Image sequencer of large images has slow framerate

First time poster, thanks to everyone who contributes.

My machine specs:

  • 4ghz i7 with 4 cores (can get a 6 core unit if needed)
  • Samsung 850 Pro SSD
  • 32gb RAM (can get 64gb if needed)
  • (2) nVidia Quadro M5000, 8gb memory each (running Mosaic)
  • nVidia Sync Card
  • (8) 55" 1080p displays, side by side in portrait mode for a resolution of 8682x1920 (42px are bezel correction)
  • Windows 7 Pro (can go Windows 10 if it helps)

The gist of my project is an image sequence that has 720 images that circle around a center point, as if you were walking around it looking at the center point. Two images for every degree. At the next phase, this will be controlled with a rotary encoder, but for now I just need to get it working in a continuous cycle at 60fps.

Where this goes from a very simple task to more complicated is that each image is 8682x1920, compressed JPG. I have determined that each image decompresses to about 50mb, so the total is around 36gb. I plan to have this lazy load files and swap textures in and out of the graphics card as needed, but for now I just need a solid proof of concept at full resolution. Here is my workflow:

Loading in a much smaller set of images, maybe 180 images (3 seconds of footage), which should fit nicely in both RAM and the two Quadro’s 16gb combined memory. When I do this, the playback peaks at 60fps for a few seconds, then will throttle down to ~20-24fps. If I toggle the direction of the playback (it goes forward and backward) it will speed back up for a few seconds, then drop again. I’m storing all of the images in a vector <ofImage> and not deleting or modifying anything after they are in there. I’ve also tried storing them all in a map <int, ofImage> and that didn’t change anything, good or bad.

If I can get it working with enough images that should clearly fit inside of memory, I will incorporate setUseTexture and swap in and out as needed (I’m assuming that’s how that works), but for now I just need it working at its most basic. I have working versions at smaller file dimensions in both OF and an HTML5/canvas version, so I know the code is at least decent.

I can post code samples if necessary, but they aren’t really anything complicated. Honestly, it’s the complicated stuff that I don’t know. My experience with C++ is very intermediate, a notch above beginner.

Thanks again.

1 Like

it’s not very clear if you are loading all the images at the beginning or while playing them back, in each case the bottleneck might be in different parts

Thanks @arturo. In this test I am loading them all up front (ex: images[i].load('foo.jpg')), and I think that should be ok, since I want them all loaded before playback begins. Do you prefer a different way?

Image compression is for storage. When you load images with the same specifications, they all use the same memory space, regardless if they are JPG, PNG or TIFF.

Considering you have so many and so large images, maybe you can save some loading times by storing them on an uncompressed format (this will be important on my third suggestion). I’ve never run speed tests in OF though, it’s just a thought.

Since you are not going to manipulate the images on the CPU, I think you could just use a vector of ofTexture. It would free you a load of memory.

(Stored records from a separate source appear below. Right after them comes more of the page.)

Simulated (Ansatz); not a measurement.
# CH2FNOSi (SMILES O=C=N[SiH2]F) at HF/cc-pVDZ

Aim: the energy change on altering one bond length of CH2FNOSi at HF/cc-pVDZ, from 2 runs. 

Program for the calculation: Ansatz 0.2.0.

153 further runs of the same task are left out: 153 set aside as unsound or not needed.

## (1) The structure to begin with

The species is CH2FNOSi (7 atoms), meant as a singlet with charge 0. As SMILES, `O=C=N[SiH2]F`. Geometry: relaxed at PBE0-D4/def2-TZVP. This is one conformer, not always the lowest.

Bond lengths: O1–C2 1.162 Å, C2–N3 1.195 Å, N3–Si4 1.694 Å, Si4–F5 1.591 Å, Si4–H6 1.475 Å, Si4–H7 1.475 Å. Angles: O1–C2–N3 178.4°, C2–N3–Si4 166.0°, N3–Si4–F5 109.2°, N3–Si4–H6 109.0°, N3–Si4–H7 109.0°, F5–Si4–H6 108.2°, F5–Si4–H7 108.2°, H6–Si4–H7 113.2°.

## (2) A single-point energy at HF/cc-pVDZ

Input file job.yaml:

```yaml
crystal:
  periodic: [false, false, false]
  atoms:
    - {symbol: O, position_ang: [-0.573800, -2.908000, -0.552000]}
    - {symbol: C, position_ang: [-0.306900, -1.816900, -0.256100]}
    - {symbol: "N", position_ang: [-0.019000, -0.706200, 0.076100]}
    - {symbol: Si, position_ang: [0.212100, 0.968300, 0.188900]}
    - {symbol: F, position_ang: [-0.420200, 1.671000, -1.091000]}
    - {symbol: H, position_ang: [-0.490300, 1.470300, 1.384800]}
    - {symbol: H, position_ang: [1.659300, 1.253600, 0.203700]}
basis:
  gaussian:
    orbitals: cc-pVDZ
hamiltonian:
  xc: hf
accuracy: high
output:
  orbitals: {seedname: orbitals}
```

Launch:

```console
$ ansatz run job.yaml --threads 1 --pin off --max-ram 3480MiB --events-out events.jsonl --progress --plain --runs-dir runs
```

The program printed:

With something as heavy as this, I think is mandatory to load the images dynamically. Please check the example in examples/addons/threadedImageLoaderExample. I believe is something you can build on.

One last thing, I don’t know if OF is optimized for double GPUs. (@arturo ? ). Because if it’s not, then you should also check the performance with only one GPU. As an example, even AAA games that are not optimized for that, run way worst.

Hope this is helpful, keep up the good work and have fun! :slight_smile:

yes i’ve never worked with 2 cards but I would expect is not so simple as adding the memory of both. at some point the card that is doing the output will need the texture anyway and the transfer from one card to another might be slowing things down.

the problem you describe where playing backwards makes it faster for some seconds sounds like the memory is full so it needs to move textures from the graphics card to the computers memory an load the next one from ram to the graphics card, but when playing backwards the next few textures are already in the graphics card so it doesn’t need to move memory around for a while.

I would try to preloaded images in ram without textures, using ofloadimage to ofpixels. then when you need a to show an image upload it always to the same texture. you could use a pbo to upload asynchronously if that’s still slow but I don’t think so.

as a first step perhaps try loading the 180 to ram and check the memory usage with the task manager to make sure there’s no swapping to disk, then try to load dynamically from disk

loading uncompressed at that size is impossible unless you have a raid of probably more than 4 ssd and even with that you would need to optimise reading from disk a lot, plain ofloadimage would still be too slow I can imagine.

finally, if you can just use a video instead of an image sequence that might save you some headaches. the default video player in window is slow but ofxgstreamer should playback at that size without problem

Thank you @hubris and @arturo. I will try implementing your suggestions and report back.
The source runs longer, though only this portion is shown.